Hitting more than .400 in the major leagues for an entire season is extraordinary. It last happened in 1941. If it happened five times in the past six years (or three times this season), would it be evidence that something extraordinary keeps happening? Or might it be evidence that the game of baseball has changed?
The Justice Department is designed to handle sensitive and difficult cases. It has been doing this for more than 150 years. Part of that design is a remarkably thin political layer. This is not a liability. It is an asset. For instance, the FBI—part of the Justice Department—has approximately 38,000 employees. Only one of those people—the director—is politically appointed.
Similarly, there are 93 U.S. attorney’s offices across the nation. These offices handle the bulk of the federal prosecutive load in the country. Thousands of men and women work in these offices as attorneys, as paralegals, and in administrative and support roles. At most, each of these offices has one political appointee. Again, this is an asset rather than a liability.

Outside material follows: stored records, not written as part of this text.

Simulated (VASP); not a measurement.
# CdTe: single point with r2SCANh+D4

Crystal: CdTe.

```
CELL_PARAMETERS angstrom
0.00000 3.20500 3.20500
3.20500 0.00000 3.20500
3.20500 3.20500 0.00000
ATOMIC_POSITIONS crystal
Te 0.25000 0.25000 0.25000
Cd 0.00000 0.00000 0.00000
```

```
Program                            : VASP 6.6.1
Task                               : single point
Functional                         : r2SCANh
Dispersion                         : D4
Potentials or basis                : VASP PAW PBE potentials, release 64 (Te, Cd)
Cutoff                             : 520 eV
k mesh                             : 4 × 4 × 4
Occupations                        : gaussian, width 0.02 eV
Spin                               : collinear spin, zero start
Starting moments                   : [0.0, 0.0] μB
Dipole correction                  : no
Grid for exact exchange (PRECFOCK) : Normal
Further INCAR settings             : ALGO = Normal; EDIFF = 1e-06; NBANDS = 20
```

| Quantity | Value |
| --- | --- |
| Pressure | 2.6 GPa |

Every time a special counsel is named, an attorney general has decided that it is in the “public interest” given “extraordinary circumstances” to move the department’s investigative and prosecutive work outside normal channels. Is a growing reliance on special counsels prudent?
Perhaps not. First, the regulations that enable appointment of a special counsel make it clear that an attorney general retains ultimate authority for case-related decisions. Though a special counsel “is not … subject to the day-to-day supervision of any [DOJ] official[,]” an attorney general may request “an explanation for any investigative or prosecutorial step, and may after review conclude that the action is so inappropriate or unwarranted under established Departmental practices that it should not be pursued.”
There are safeguards designed to ensure that an attorney general exercises that authority in a judicious and thoughtful manner. For instance, when an attorney general overrules a proposed action, he or she ordinarily must notify certain members of Congress of that decision and explain the basis for it. In the end, therefore, approval ultimately belongs to the politically appointed boss—the attorney general—and not to the special counsel.
Second, when cases are moved outside normal channels and assigned to a special counsel, an attorney general might say that move was designed to ensure public confidence in the investigative and prosecutive decisions of the special counsel. An attorney general might also say it was done to remove any suggestion of political interference in a particular case.
However, those attempts at political inoculation are not working. Attacks on special counsels in the past several years—from government officials, the public, and the media—have been relentless. Also, moving the work away from career Justice Department professionals and to a special counsel suggests that Justice Department prosecutors cannot perform that work in an apolitical and nonpartisan manner. That is not true, and it risks corroding public perception of the Justice Department and the FBI.
Third, there are three men currently serving as a special counsel. Two of the three—Robert Hur and David Weiss—were originally appointed as U.S. attorneys by former President Donald Trump. Both have since been appointed as special counsels by Garland: one to investigate President Joe Biden’s mishandling of classified information and one to investigate the president’s son, Hunter Biden, generally.
But isn’t that a problem, too?
Appointing Republicans to investigate Democrats, or Democrats to investigate Republicans, is troubling. Here, the appointment of two Republicans to investigate two Democrats is quintessentially a political decision, even if made for salutary reasons. I would feel the same way if the labels were reversed.
I have no quarrel with any of the current special counsels, and no question about their integrity or professionalism. Similarly, I had no question about the integrity or professionalism of former Special Counsel Robert Mueller. I may not agree—nor do I expect to agree—with every decision they make. They have hard jobs, make difficult calls based on imperfect information, and will get some things right and some things wrong. That is the human condition.
Further, all three current special counsels are shepherding work that needs to be done. But as important investigations continue to shift away from traditional Justice Department channels, it feeds a (growing) perception that the Justice Department cannot be trusted with this work. That is an unfortunate and corrosive trend. Career prosecutors and agents handle incredibly sensitive cases every day in every corner of the country, well and professionally.
There have been other extraordinary events in major league baseball. The longest hitting streak for instance—56 consecutive games—also occurred in 1941. Things that happen every eight decades seem more extraordinary than things that happen three times in 10 months.
Attorneys general should pause before appointing another special counsel and think carefully about what truly constitutes an extraordinary circumstance. They should keep in mind that the march to special counsels can be corrosive to the Justice Department. And they should eschew political decisions that are made, ostensibly and ironically, to avoid politics.
Perhaps a special counsel will come along as often as a Ted Williams or a Joe DiMaggio comes along, and perhaps that will be sufficient.